According to the most recent U.S. census, twice as many black men are involved in interracial relationships as black women. Do black women consciously resist such involvement? What motivates the relatively few women who are in these types of relationships? And how do they navigate the unfamiliar terrain in intimacy?
One of the most popular explanations for black women's involvement in interracial intimacy is the unavailability of eligible black men. This explanation focuses on the dismal statistics popularly discussed in reports that forecast lonely futures for African American females. Craig-Henderson explores another, more provocative explanation. She argues that some black women may disassociate from larger social stereotypes by consciously and strategically making choices that distance them from what is considered characteristic of the "typical" African American woman.
Scant serious attention has focused upon intimate interracial relationships, perhaps because of a general reluctance to deal with two extremely provocative issues: race and sex. As rates of interracial relationships continue to increase, discussions about interracial intimacy are relevant and timely. Craig-Henderson considers the continuing taboo of interracial relationships involving African Americans, the way this taboo is changing, and the way that contemporary race relations perpetuate longstanding stereotypes about race and sex.

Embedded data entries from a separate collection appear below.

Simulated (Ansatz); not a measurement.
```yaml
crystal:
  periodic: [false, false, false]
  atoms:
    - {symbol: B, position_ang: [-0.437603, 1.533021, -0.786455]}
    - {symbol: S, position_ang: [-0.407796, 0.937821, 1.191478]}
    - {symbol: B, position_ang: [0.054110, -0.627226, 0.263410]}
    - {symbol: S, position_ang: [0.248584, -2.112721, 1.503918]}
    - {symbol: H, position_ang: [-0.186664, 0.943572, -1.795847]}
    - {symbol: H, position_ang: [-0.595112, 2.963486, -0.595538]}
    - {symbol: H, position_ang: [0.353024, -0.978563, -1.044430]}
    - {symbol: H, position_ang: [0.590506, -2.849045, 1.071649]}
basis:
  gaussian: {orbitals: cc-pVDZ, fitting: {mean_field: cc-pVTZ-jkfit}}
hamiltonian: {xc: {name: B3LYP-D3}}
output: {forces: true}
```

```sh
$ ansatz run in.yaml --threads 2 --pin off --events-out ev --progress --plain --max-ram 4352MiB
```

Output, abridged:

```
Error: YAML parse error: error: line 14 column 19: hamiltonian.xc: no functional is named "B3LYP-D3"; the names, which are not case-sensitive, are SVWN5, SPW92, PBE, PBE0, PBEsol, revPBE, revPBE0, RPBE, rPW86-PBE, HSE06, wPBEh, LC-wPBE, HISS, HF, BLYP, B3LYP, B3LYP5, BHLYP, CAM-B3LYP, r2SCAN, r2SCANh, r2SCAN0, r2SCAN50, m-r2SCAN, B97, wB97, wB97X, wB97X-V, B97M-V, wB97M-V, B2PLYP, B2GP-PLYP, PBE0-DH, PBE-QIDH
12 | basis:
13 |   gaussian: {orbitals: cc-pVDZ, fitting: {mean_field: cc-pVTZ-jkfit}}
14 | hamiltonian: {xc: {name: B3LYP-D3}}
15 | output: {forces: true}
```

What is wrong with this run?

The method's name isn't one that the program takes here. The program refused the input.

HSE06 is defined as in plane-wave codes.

The book includes in-depth, unstructured interviews with a wide range of black women currently involved in interracial intimate relationships. Each individual discusses their relationships with family members, beliefs about the influence of race in America, unique problems associated with interracial intimacy, as well as sexual attraction, racial identity, and children. Of particular interest to specialists in race, gender, family, and sexual issues, this work is also accessible and appealing to general readers.